This kind of reporting is a problem because it’s likely to contribute to false positives (the misattribution of null findings as true effects) and less reproducible research, say Olsson-Collentine and his colleagues. By calling a result “sort-of-significant”, psychologists are essentially changing the rules for what counts as significant after the fact, and therefore highlighting results that may be less likely to represent “true” effects.
Nevertheless, there was some good news: across the 30 year period covered by the new analysis, the “marginally significant” habit seems to have become less common in most of the nine psychological sub-disciplines. “The downward trend in psychology overall may reflect increasing awareness among researchers that p values in the range of .05 to .10 represent weak evidence against the null,” write the researchers. It may also be the result of editors becoming stricter, they add.
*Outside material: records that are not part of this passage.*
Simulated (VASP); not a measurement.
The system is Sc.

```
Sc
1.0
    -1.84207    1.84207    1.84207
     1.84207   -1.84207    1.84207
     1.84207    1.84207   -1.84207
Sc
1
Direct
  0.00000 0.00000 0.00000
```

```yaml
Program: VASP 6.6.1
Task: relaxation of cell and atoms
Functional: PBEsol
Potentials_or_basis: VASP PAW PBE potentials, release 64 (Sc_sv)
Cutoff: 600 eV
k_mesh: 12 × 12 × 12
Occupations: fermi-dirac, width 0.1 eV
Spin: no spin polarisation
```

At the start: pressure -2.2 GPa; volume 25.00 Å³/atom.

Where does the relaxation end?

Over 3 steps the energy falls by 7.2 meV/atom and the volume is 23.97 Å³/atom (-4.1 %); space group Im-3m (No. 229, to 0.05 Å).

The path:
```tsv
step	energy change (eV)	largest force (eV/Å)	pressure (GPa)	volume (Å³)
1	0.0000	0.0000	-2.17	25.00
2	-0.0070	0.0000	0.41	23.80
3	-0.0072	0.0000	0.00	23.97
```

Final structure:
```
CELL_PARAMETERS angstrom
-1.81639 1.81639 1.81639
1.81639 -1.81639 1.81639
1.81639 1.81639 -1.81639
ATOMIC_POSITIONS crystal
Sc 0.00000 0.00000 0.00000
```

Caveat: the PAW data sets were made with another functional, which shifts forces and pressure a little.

Crucially, the new study only accounted for p-values described as “marginal” or “approaching” significance. But researchers can be much more inventive in the language they use. In 2013, statistician Matthew Hankins compiled a list of hundreds of other phrases psychological scientists have used to describe low-but-not-significant p-values in the literature, from “flirting with conventional levels of significance” to “very closely brushed the limit of statistical significance”. By missing some of the more creative ways that scientists try to squeeze positive results out of their work, it’s possible this new study is underestimating the extent of the problem.